The roll searching is a good idea. Its about the only no risk adventure in coins. Depending on where you live it could bring back great results or in my area you wont find a thing. The bright side though is even if you find nothing, you still have the exact same amount of money you started with. You really have nothing to lose except time, and if you enjoy doing it you dont even mind spending the time looking at coins
Right now, believe it or not, I believe is a good time to save mint marked silver coinage. Many estimates show upwards of 70 percent of all silver coins ever produced have been melted. They also show that about 10 percent are "in the ground". I think when the "great silver scrapping" is over there will be a re-examining of what is common and what is hard to find. Just as Morgans have been re-examined and we now have issues that are a lot rarer than their mintages would suggest.
Some good buys right now, again just my opinion, are:
Mintmarked pre 40 Mercury dimes in fine or better ( for 34 up XF should be the minimum grade)
Mintmarked Roosevelt dimes. Except for some of the early issues the minimum grade should be AU55. And while you are at it take a look for reaaaaaaallly high grade 64s with nice toning. Buy em at melt and just sock them away...not a whole bunch..just a few will do nicely
Any SLQ you can get in VF or better for a reasonable price. I still get them at melt for a number of years. I have bought 27d's at melt right now...and they bring almost no premium right now.
Washington quarters pre 58 in MS for around melt. Any pre 45 in xf for the same.
Franklins in MS...I just have a hunch that some many of them are being melted that we will all be surprised 10 years from now how hard they are to get. Consider this. At this moment there are about 14,000 walker, 7,000 barbers, and 9,000 franklins for sale on eBay.

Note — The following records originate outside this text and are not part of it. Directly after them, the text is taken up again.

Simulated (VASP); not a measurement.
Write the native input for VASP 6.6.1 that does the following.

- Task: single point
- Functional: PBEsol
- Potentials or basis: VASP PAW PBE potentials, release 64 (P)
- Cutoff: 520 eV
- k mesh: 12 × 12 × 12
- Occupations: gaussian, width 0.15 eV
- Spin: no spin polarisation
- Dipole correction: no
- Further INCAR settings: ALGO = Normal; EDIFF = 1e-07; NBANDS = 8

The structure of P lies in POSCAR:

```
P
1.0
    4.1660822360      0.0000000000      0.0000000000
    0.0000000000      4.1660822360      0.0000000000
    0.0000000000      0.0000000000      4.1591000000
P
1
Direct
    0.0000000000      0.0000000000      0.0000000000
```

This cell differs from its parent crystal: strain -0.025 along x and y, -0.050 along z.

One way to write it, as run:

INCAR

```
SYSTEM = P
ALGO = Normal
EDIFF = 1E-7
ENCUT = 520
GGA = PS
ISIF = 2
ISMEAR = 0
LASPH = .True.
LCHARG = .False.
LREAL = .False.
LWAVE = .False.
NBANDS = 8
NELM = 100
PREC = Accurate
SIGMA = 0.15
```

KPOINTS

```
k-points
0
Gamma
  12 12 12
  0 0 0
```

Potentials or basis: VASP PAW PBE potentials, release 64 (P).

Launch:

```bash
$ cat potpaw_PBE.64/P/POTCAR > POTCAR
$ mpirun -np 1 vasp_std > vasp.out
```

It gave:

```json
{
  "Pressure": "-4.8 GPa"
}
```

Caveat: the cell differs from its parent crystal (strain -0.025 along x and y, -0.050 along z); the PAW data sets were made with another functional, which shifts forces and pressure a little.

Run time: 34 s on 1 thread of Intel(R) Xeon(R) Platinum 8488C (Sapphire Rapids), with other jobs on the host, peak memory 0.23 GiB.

No due to mintage and rarity wouldn't you expect to see more franklins?
ASE's - monster box of 500 but either buy now or wait a month and see if Silver gets under $28 again and if so, pounce on that monster box IMO, Don't invest in "old" gold coins, your paying a numismatic premium for gold which is already at a high that's never been seen before so if you want gold buy 2012 1 OZt Buy the key dates of the 19th and 20th century coins in decent grades...1916-D, 1921/21-D, key CC dates etc... then just hang on for the ride
Once you decide if you have a passion for the hobby and numismatics, you can then begin to delve into a strategy of buying certain coins at a low auction bid, slabbing them and having them ready for a resale profit of some sort. A profit is a profit, whether you make 10% on $1,000 or 10% on a hundred, you're ahead of the game.
"A wise man speaks because he has something to say; a fool speaks because he has to say something"
A lot I think depends on what your intentions for the investment are. Do you want coins that will hold their value relative to inflation, wealth preservation, safe investment? Or are you looking to coins that will outpace inflation and hopefully build a little nest egg, wealth generating, perhaps not quite as safe of an investment?
i have found that when I have an extra $20 in my possession (which is rare with 2 kids!), I will try to win an auction on a coin rather than spend it on pizza and burgers. You do that each week and all of a sudden you have "saved" your money in an off shoot kind of way. Imagine 50 extra $20 coins each year for 10 years. Even if you sell them at what you paid or 25% under, you will have a nice amount of cash rather than have eaten it.
"A wise man speaks because he has something to say; a fool speaks because he has to say something"
Absolutely do not think of coins as an investment. It is way, way to uncertain now and even in 30 years. There are many problems with coins as an investment. 1. So many counterfeits appearing may well make the market lousy for selling since no one knows if yours are real or not. 2. So much depends on if this hobby of coins will go up, down, stay stable, end. 3. Mostly a real problem is liquidity. If you start now and soon end up with ten thousand in coin value, just where do you think you could get that amount? And how fast could you get that? Are you a coin dealer or planning on becoming one? If you need money and soon, now your at the mercy of coin dealers everywhere. You could have what you think is ten thousand in coins and if attempting to sell fast for an emergency, you might end up with 3 or 4 thousand instead. Maybe more, maybe a lot less. 4. Anyone can buy coins, but selling them is really no fun. If on places like eBay, might never sell and or could take months. If at a coin store, you might get offered 50% of your coins value. Don't like that, go somewhere else. 5. And if the coins you do buy turned out to be counterfeits, you loose all
For investing, forget coins. This is a hobby and should always be considered one. Remember all the other recent hobbies that failed completely? Get a 401K instead.